Introduction
NIWA has produced a 29-year atmospheric regional reanalysis dataset – called the New Zealand Reanalysis (NZRA) – for all of Aotearoa New Zealand.
Atmospheric reanalysis datasets are comprehensive, long-term records of climate variables – such as precipitation, wind and cloud cover. They are produced by combining historical observational weather data (e.g. measurements from weather stations) with numerical weather prediction (NWP) models, resulting in consistent, gridded estimates of atmospheric variables over long periods (typically decades).
The NZRA was produced in partnership with NIWA’s international collaborators in numerical weather prediction, the Bureau of Meteorology in Australia and the UK Met Office, through the global Momentum Partnership.
Benefits of the NZRA
While global atmospheric datasets have been available for decades, the NZRA is the first very high-resolution regional reanalysis that covers all of New Zealand.
Because it covers a smaller geographic area than a global reanalysis, the NZRA can provide data at a higher spatial and temporal resolution. In addition, the NZRA better models New Zealand’s complex terrain and the intricate atmospheric processes that drive our local weather and climate.
Reanalysis datasets provide important insights into trends in weather and climate over time – and can help researchers understand things like expected frequency of severe weather events or how a local climate has been changing, and what might happen in the near future. This information can help us better understand and plan for future weather and climate related hazards.

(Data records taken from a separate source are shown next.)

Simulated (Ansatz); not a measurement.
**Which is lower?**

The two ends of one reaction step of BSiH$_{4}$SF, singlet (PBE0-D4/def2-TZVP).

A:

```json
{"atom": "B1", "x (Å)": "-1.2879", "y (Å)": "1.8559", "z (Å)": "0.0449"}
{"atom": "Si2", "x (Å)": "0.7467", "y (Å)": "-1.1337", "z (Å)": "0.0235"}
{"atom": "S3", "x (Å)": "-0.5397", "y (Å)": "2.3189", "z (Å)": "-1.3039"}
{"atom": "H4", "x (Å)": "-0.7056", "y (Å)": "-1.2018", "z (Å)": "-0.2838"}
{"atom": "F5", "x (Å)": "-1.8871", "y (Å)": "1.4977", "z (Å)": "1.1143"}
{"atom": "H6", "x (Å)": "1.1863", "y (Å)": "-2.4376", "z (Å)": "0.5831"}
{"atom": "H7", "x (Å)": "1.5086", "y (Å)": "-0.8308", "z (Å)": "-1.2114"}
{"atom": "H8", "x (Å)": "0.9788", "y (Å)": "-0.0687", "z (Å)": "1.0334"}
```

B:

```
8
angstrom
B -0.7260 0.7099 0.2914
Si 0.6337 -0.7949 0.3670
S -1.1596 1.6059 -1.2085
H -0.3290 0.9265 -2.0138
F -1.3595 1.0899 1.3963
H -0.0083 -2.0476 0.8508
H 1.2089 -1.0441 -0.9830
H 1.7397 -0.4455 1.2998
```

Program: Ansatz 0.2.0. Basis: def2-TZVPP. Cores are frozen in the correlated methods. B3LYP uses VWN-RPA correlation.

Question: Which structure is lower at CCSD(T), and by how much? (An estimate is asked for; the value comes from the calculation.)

Furthermore, reanalysis products like the NZRA are crucial to the success of any form of machine learning application related to weather and climate.
About the NZRA – technical information
- Covers 1990 to 2018.
- 1.5 km horizontal resolution over New Zealand – see map below for the extent of the NZRA domain.
- 30 min temporal resolution of output comprising variables on:
- Surface
- 21 pressure levels spanning 1000-100 hPa
- 70 model levels spanning surface-40 km.
- Initial and lateral boundary conditions derived from the Bureau of Meteorology’s 12 km resolution BARRA-R model.
Development of the NZRA generated 2 petabytes (PB) of data and used around 20 million core-hours of high-performance computing resource – equivalent to running around 250 high-end laptops continuously for a year.
Applications
The NZRA dataset is already being used across a range of science applications, including:
- as a training dataset for NIWA NEXT, an operational nowcasting system for wind and solar generation sites across New Zealand
- studying long term climatological trends in New Zealand’s Fire Weather Indices
- evaluating potential onshore and offshore wind power generation across New Zealand
- as training data for a high-resolution Neural Weather Model for New Zealand
- as input to a new snowpack model applied across the Southern Alps region to investigate snow depth variability across decades.
It has many more potential applications too, such as cross-disciplinary research on drought, hydrological and land-surface processes, public health, and risk/loss modelling as part of mitigation planning for climate change.
What next?
NIWA is planning to expand on the original NZRA dataset by:
- creating a dataset for 2019–Present Day, using the Bureau of Meteorology’s BARRA2 reanalysis dataset as input data
- working with our Momentum Partnership collaborators to develop and produce high-resolution regional reanalysis workflows that benefit from recent advances in convective-scale ensemble and data assimilation techniques and make use of the upcoming ERA6 global reanalysis product.